Now, she is there, walking around the rink pumping fists at the crowd. And not just there, but delivering the winning stone with impeccable composure, having nailed several absolutely crucial throws to score points for Sweden in previous ends.
The final score was 6-5, as the deflated Americans leave the arena.
Curling: Sweden have the second and third best stones, USA have the best, but if Isabella Wranå can remove it… and she does! Curls around the right-hand side of the rink, arounds the guards, and knocks the USA stone clear!
Impressive from Dropkin in the background, applauding them sincerely along with the crowd as the spectators erupt.
Curling: It doesn’t take much. A slight error from Dropkin, just too much weight on his throw as he tries to set up a stone at the back of the house, but the Swedes are able to sweep it a long way towards the back. Their second-last stone in reply, though, is another error, this one from Rasmus Wranå, trying to get it around a yellow at the front of the house and nestle in with two reds closer in. But the stone curls too much and clips that yellow, stopping too far away to be much use to the Swedes.
One stone each remaining.
Curling: Some sharpshooting from Korey Dropkin manages to get around the Swedish guard stone and take out their one stone in the house. The USA now have three stones clinging on to the outside rings of the house, meaning that if Sweden go in with their last stone, then have it knocked out, USA could score three or four points. The defensive option is to cannon two of the yellow stones out of play, meaning the Americans can score a max of two. Isabella Wranå does exactly that. Smashes those two yellows with her red, a powerful drive, and concedes the two points as Cory Thiesse lands the final stone.
It’s USA 5-4, but Sweden with last stone in the final end.

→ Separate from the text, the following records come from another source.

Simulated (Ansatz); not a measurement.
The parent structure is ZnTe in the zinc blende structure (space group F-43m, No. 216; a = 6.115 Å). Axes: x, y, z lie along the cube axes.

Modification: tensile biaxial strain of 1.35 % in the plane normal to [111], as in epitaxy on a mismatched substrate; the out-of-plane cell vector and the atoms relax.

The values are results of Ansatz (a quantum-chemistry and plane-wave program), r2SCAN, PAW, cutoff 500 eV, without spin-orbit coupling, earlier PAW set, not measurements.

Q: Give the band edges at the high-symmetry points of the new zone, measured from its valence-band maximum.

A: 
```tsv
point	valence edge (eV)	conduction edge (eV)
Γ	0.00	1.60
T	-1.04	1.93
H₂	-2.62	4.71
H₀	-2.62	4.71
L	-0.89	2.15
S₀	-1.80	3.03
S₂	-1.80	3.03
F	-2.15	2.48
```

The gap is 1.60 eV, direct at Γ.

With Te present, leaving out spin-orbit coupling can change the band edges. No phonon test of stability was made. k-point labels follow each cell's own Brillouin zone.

Curling: Right, back to the gold medal mixed doubles match. It’s been a grind so far, scores in units of one, and into the seventh end out of eight, it’s Sweden leading 4-3. Isabella Wranå nailed another cold-blooded throw at the end of the sixth to sneak that lead. She starts the seventh by setting up a guard in advance of the house, then her brother lands one in the centre circle. The Americans drop one just in front of that last stone. Rasmus knocks out a wider American stone.
Hockey: Germany beat Italy 2-1 earlier in the women’s group game. The winners are second in Group B.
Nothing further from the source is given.